Bug 241609 - fexecve() fails after calling setuid() or seteuid()
Summary: fexecve() fails after calling setuid() or seteuid()
Alias: None
Product: Fedora
Classification: Fedora
Component: kernel
Version: 5
Hardware: All
OS: Linux
Target Milestone: ---
Assignee: Kernel Maintainer List
QA Contact: Brian Brock
Depends On:
TreeView+ depends on / blocked
Reported: 2007-05-28 21:12 UTC by Rennie deGraaf
Modified: 2007-11-30 22:12 UTC (History)
1 user (show)

Fixed In Version:
Doc Type: Bug Fix
Doc Text:
Clone Of:
Last Closed: 2007-08-20 22:35:25 UTC
Type: ---

Attachments (Terms of Use)
A program that demonstrates the bug. (540 bytes, text/x-csrc)
2007-05-28 21:12 UTC, Rennie deGraaf
no flags Details

Description Rennie deGraaf 2007-05-28 21:12:18 UTC
Description of problem:
Linux currently lacks a proper fexecve() system call, so fexecve() is
implemented as a glibc library call that looks up the file to execute in
/proc/self/fds and calls execve().  However, if a program that starts as root
drops root privileges by calling setuid() or seteuid() before calling fexecve()
(for instance, in order to execute a program as another user), then it no longer
has read access to /proc/self/fds, and fexecve() fails.

The man page for fexecve() does not mention this failure mode.  (Incidentally,
the man page for fexecve() in not included in FC5.)

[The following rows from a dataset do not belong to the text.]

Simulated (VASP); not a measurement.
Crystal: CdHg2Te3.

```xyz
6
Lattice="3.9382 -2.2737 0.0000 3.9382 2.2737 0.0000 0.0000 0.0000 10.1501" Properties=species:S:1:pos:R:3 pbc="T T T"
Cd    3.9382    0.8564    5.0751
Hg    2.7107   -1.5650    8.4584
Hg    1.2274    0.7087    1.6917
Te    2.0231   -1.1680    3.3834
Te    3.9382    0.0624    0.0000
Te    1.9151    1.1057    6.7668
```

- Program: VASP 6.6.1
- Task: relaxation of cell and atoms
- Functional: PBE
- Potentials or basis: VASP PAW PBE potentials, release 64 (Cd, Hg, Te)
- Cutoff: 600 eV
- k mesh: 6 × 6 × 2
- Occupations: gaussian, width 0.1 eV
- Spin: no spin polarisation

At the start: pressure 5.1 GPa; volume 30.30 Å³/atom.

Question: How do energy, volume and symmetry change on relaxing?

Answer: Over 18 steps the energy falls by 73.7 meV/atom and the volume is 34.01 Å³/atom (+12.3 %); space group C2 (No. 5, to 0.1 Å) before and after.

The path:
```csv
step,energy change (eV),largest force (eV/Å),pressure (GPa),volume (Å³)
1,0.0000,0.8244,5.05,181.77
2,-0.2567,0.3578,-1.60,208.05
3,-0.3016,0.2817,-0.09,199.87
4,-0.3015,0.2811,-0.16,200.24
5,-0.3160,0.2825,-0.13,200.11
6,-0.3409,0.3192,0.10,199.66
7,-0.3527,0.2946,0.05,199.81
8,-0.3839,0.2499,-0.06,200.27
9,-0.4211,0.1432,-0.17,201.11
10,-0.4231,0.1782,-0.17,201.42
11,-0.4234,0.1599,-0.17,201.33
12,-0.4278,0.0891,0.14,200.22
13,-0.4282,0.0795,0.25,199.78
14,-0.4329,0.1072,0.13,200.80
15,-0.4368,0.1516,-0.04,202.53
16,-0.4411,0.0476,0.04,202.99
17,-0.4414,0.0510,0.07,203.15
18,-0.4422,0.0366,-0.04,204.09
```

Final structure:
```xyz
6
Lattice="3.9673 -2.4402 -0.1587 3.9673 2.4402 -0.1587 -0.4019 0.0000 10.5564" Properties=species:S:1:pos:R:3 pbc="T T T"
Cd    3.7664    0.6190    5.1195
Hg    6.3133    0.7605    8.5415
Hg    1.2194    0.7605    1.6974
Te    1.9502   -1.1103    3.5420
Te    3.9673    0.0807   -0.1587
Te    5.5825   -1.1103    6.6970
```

Version-Release number of selected component (if applicable):
This bug occurs in glibc-2.4-11 from FC5.  Since sysdeps/unix/sysv/linux/fexec.c
in the glibc sources (the file implementing the fexecve() emulation) hasn't
changed, I expect that this issue occurs in all versions of glibc that implement

Steps to Reproduce:
Run the attached program *as root*.  (If user id 99 doesn't exist on your
system, change the arguments of the setuid() or seteuid() call a user id that
does exist.)  It should produce no output and return 0, but it instead prints
"fexecve() failed; errno = 13" and returns 255, indicating that the call to
fexecve() failed. (errno code 13 is EACCES).  If the setuid() and seteuid()
calls are both commented out, the program works as expected.

Additional Info:
I don't think that this can be fixed in libc; we need a proper kernel
implementation.  A work-around is to use execve() directly, but this leads to
race conditions under some circumstances (such as when trying to execute a file
with the file owner's permissions).

Comment 1 Rennie deGraaf 2007-05-28 21:12:18 UTC
Created attachment 155559 [details]
A program that demonstrates the bug.

Comment 2 Jakub Jelinek 2007-05-28 23:17:42 UTC
Then why are you filling that against glibc?

Comment 3 Rennie deGraaf 2007-05-28 23:33:31 UTC
(In reply to comment #2)
> Then why are you filling that against glibc?

Because fexecve() is currently implemented there.  At the very least, this issue
should be added to the glibc documentation as a known bug, and the glibc wrapper
will need to be fixed when a better solution becomes available.  There is also a
possibility that the glibc gurus can come up with a better way of implementing
fexecve() in userspace.

The kernel bug is that fexecve() isn't implemented, not that it doesn't work

Comment 4 Rennie deGraaf 2007-05-29 00:49:07 UTC
I just discovered that a patch was added to the kernel as of 2.6.22-rc1 that
allows access to /proc/self/fd/ by programs that have called setuid().  This may
solve this issue; I don't currently have a system lying around that I want to
test a pre-release kernel on.

Comment 5 Ulrich Drepper 2007-08-20 22:35:25 UTC
This is exclusively a kernel issue and is at least in F7 fixed.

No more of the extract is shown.